You know, we see it even at some of the big banks, where some large banking CEO will come out and be very critical about bitcoin or maybe even ICOs or cryptocurrency. But then you turn around and look at some of their corporate statistics and they’re investing heavily in blockchain technology, and maybe even they’ve talked positively about blockchain technology. So, we think there’s a little bit of noise here where maybe some of these financial firms especially are dismissive of digital currency and ICOs, but it’s quite interesting when you kind of get through that initial noise and maybe it’s due to valuation, etc., or maybe them not being familiar with it.
You get down a little bit further in their organization, you find out they have significant initiatives and research development investment into blockchain technology. So, they seem to really love the blockchain technology, they just seem to have some issues with maybe the current valuations of digital currency.

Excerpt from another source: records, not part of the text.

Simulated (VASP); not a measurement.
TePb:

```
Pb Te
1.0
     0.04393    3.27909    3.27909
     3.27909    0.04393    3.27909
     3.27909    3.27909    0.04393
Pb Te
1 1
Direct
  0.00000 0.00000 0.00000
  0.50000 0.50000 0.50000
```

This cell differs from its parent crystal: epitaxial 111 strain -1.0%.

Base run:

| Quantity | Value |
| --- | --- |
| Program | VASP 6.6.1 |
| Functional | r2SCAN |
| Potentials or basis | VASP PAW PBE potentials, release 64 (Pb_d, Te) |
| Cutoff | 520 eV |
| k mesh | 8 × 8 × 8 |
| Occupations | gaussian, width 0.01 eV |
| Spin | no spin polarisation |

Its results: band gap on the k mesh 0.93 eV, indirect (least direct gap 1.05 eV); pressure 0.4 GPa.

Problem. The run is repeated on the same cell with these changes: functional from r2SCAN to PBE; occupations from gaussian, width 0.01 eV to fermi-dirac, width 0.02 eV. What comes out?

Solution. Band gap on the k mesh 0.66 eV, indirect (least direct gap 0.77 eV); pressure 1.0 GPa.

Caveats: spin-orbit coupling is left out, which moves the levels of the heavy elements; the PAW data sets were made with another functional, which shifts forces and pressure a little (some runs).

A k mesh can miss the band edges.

BLOCK TRIBUNE:Let me ask you this, what do you see as the barriers to growth going forward? Right now there are people talking about the lack of developers, for instance. What do you see?
CHRISTIAN MAGOON: So, I think one of the barriers I think is there hasn’t been a killer app outside of, granted the ICOs and cryptocurrency is a pretty prominent application of blockchain technology. But there hasn’t really been a killer app that I think has really drawn in the financial or investment firms. I think there’s a lot of promise for a killer app, some type of application that would really transform their business, reduce costs. But I think it has, there just hasn’t been that out there yet. And I think once that happens and a company’s really able to take advantage of it and show on an earnings call or an annual report how they were able to save some significant money internally in terms of transaction costs or verification costs or data management costs. Until that happens, I think one of the barriers is you’re not going to see a flood of an overwhelming amount of money going towards that, and to me, when the corporations start putting money towards blockchain in a major way and implementing firm-wide initiatives, when that money starts to come,
I think the educational system starts to correspond, the job market starts to correspond. So, I think that’s what, to me that’s one of the big barriers is there’s not a poster child so to speak yet for a business application. I think there’s been some interesting stories about the promise of where some of the efficiencies could come from, but we haven’t seen a major company that I’m aware of yet roll out some financial results that show blockchain in action and significantly reducing costs, liabilities, time. All of those things seem to be the benefits of blockchain. I think we’re going to see that sooner than later, and to me, that’s when the ball really starts to roll in a big way and then it rolls kind of downward from once corporations start to do it, then the government starts to notice a little bit more and that starts to percolate there. Suddenly, that gets more into the individual market and certainly then the job market blooms for that. That kind of hits the educational system and then I think you got a really a steady kind of group.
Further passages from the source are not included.